The markets yawned and shed a few points on the day the Monetary Policy Committee (MPC) announced a 25-basis-point reduction in the central bank’s policy rate to 6 per cent.
The markets had already priced in the development; further, State Bank of India had lowered its savings bank interest rate by 50 basis points the previous day.
Too much money with the banks is chasing too little demand for credit and bank lending rates would have been in free fall, had it not been for the bad loan problem that hobbles them.
The primary constraint on the flow of credit is not the cost of borrowing but the twin balance-sheet problem, the non-performing assets of the banking system and their counterpart, the unserviceable loans of large companies. Policy energy must be spent on tackling the bad loan problem, more than on anything else.

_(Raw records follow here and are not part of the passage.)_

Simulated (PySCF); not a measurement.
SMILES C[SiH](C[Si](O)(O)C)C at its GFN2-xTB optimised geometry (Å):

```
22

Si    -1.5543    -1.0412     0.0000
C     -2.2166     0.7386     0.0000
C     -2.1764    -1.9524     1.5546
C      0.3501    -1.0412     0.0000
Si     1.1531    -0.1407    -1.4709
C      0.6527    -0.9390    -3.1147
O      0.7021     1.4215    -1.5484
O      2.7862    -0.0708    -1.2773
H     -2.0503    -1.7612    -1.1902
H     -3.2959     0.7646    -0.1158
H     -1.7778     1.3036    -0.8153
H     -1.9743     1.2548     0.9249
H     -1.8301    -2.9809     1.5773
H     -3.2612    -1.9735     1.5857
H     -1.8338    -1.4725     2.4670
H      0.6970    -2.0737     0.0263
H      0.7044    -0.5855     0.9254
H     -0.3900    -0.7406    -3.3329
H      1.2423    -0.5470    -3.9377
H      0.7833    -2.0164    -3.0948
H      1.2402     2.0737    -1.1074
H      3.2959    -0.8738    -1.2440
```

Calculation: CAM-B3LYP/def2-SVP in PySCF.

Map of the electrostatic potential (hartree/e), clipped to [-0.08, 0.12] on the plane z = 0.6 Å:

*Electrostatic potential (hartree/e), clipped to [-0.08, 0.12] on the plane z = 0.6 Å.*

In its assessment of real activity, the MPC noted that while the outlook for agriculture appears robust, underlying growth impulses in industry and services are weakening, given corporate deleveraging and the retrenchment of investment demand, says the RBI press release. This is the real problem, not the cost of money. The challenge is to address it.
State Bank of India had lowered its savings bank interest rate by 50 basis points the previous day.
Investment as a proportion of GDP at current prices is down to 27.9 per cent, 10 percentage points below the peak achieved before the financial crisis. Big projects in infrastructure is the only way to boost investment.
The central government is doing its best to step up public investment. State governments, in contrast, are cutting back on capital formation, preferring, instead, to use their fiscal capacity to waive farm loans and take on the debt of state power utilities that do not recover from consumers the cost of the power supplied.
The MPC frets that enhanced allowances recommended by the 7th Pay Commission would further eat up fiscal resources and create excess demand, feeding inflation.
Resolute action to resolve the bad debt problem of the banks and to recapitalise them is the first step to reviving growth. Preparing viable infrastructure projects and finding agencies to implement them is the next.